The popular idiom, “One man’s trash is another man’s treasure,” should be “One man’s trash is another man’s energy” at Tucson Electric Power.
TEP collects methane from decomposing trash in the city of Tucson’s Los Reales Landfill to run H. Wilson Sundt Generating Station’s Unit 4, also powered by coal and natural gas. Methane fuels the generation of 3-4 megawatts of electricity per hour, enough energy to supply 4,000 homes.
Using methane as a fuel is a form of recycling, said Martin Bey, Los Reales Landfill Manager. “We are able to break down a greenhouse gas that is discarded and get something positive out of it by making electricity,” he said.
More than 100 methane extraction wells are located throughout the landfill; 45 currently are in use. The wells vacuum up the decomposing trash’s gas.

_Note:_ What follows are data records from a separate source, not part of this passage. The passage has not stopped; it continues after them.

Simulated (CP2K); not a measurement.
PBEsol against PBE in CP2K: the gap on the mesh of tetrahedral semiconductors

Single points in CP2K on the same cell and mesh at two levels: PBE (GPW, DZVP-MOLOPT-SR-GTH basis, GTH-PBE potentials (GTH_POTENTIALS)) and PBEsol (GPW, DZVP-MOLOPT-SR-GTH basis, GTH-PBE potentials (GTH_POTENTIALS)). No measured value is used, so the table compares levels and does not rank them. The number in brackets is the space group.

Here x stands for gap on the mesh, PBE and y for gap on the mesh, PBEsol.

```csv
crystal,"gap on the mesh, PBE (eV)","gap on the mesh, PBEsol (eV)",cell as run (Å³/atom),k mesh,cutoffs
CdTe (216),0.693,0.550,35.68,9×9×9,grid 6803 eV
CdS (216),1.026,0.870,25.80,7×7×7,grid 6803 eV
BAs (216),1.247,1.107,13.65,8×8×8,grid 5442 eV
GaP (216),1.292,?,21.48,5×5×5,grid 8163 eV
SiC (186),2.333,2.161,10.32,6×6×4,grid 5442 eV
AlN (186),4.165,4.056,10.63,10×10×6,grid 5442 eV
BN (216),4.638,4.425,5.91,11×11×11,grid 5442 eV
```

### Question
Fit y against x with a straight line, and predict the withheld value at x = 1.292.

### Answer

“When the garbage rots, a bi-product is methane gas,” said Eddie Meschino, Assistant Control Room Operator at TEP, noting that carbon dioxide, nitrogen and oxygen also are collected.
Each pound of waste produces about 3 cubic feet of landfill gas; at Los Reales, that’s about 9,400 tons of methane per year. The landfill is expected to continue its current operation for another 20 years and will continue to produce methane long after that.
The methane equipment pressurizes, dehydrates and chills the gas before sending it to the TEP generating station via a 3.5 mile, 14-inch pipe.
Methane replaced oil as a fuel source for Unit 4 when the extraction system became operational in August 1999.
The environmental benefits are two-fold: The process recycles methane, a greenhouse gas that has been linked to global warming. Methane traps more than 20 times the amount of heat as carbon dioxide. Landfills are estimated to produce 18 percent of all methane emissions. Also, utilizing methane helps lower TEP’s reliance of fossil fuels such as coal.
“This provides our customers with a renewable source that is highly reliable,” said Walter Yosin III, TEP Environmental Supervisor, “and it saves more than 5,000 tons of coal each year.”